Explore the Data

It is important that you get comfortable with the dataset before we start making changes. To this end, read through the informational files to learn about the survey. Parts of the methodology file may have to do with technical matters you don’t understand or details that may not appear important, but that is OK. Just read through it and get out of it what you can.

Here are some questions I always ask myself when I get a new dataset. Can you find the answers? You will not need to turn in the answers but it is important to make sure that you are able to answer them. If you are hazy on any of them, you are likely to encounter trouble as you work on the parts of the exercise that you do have to turn in.

How many observations are there in the dataset?

How many variables are there in the dataset?

What is the unit of analysis for the dataset? (That is, what does each row of data represent? Is it individual people? Households? Companies?)

What population was the sample represented in this dataset taken from?

Now let’s turn away from the dataset as a whole and think about individual variables. In this exercise, we will be using the variables race3m1, race3m2, race3m3, race3m4, and Q16. You can look them up in the topline report or you can run a frequency distribution for each one in SPSS. Ask yourself what units the variable is measured in and what is the coding scheme? What is the level of measurement?

Looking at race3m1, race3m2, race3m3, and race3m4, you should be able to see that Pew asked one question about the respondent’s race. But they allowed people to identify up to four races and their responses were recorded in the order they were reported. Pew put the responses into four different variables. Race3m1 contains the first response people gave, race3m2 the second and so on from there. In other words, people who only reported being of one race only have a response filled in for the first variable (race3m1) and the other three are left blank. People who reported two races will have responses recorded for the first two variables, but blanks in the other two. Only people who reported four different races will have responses recorded for all four variables.

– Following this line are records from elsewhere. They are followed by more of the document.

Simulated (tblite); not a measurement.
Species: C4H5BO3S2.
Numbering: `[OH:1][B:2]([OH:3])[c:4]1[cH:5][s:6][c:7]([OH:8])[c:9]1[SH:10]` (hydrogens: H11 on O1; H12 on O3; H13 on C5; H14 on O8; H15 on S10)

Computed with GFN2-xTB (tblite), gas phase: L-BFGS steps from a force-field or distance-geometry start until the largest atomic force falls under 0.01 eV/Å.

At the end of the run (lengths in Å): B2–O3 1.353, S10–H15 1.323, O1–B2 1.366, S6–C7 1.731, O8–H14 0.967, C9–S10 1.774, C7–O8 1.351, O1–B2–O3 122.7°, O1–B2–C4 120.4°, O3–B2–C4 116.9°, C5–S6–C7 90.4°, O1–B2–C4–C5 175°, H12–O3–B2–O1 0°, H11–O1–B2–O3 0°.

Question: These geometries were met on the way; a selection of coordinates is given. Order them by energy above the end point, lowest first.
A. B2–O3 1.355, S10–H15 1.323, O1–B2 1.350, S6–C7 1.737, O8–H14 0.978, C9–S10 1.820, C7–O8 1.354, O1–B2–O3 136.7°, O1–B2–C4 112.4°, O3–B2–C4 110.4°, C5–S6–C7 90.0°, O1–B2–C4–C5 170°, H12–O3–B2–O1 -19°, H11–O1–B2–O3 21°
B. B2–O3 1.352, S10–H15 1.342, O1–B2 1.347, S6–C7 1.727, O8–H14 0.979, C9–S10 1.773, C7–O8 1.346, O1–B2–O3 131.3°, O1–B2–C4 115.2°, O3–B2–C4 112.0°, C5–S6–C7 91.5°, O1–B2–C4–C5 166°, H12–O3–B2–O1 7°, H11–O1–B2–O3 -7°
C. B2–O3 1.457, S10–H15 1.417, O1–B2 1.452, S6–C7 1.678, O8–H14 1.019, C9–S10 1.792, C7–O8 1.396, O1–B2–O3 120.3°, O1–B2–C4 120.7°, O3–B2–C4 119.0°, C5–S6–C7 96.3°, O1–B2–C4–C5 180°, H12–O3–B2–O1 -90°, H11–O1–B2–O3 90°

Now look at the variable “hisp.” We’re not actually going to use this variable but you should notice that Pew asked a separate question about whether respondents are Hispanic or not. Why did Pew do this? Pew wrote an interesting piece about this. Read: http://www.pewresearch.org/fact-tank/2015/06/15/is-being-hispanic-a-matter-of-race-ethnicity-or-both/

At the end of the datafile, Pew has included some race variables they created (in technical language we say that Pew “recoded” its original race variables). I can see at least three recoded race variables: racethn, racecmb, and racethn2. Check them out by creating frequency distributions and by looking at the variable view within SPSS. What do you think of the way that Pew recoded the variables?

Here’s one additional thing to notice. The documentation Pew provides does not tell us how they created the recoded race variables. So, for example when they created the variable racethn, we can’t tell what happened to a person who said they are white AND black. Not documenting this kind of information is simply not acceptable practice and it is one of the reasons the reproducibility protocol was invented. Other people should always be able to tell how variables were created.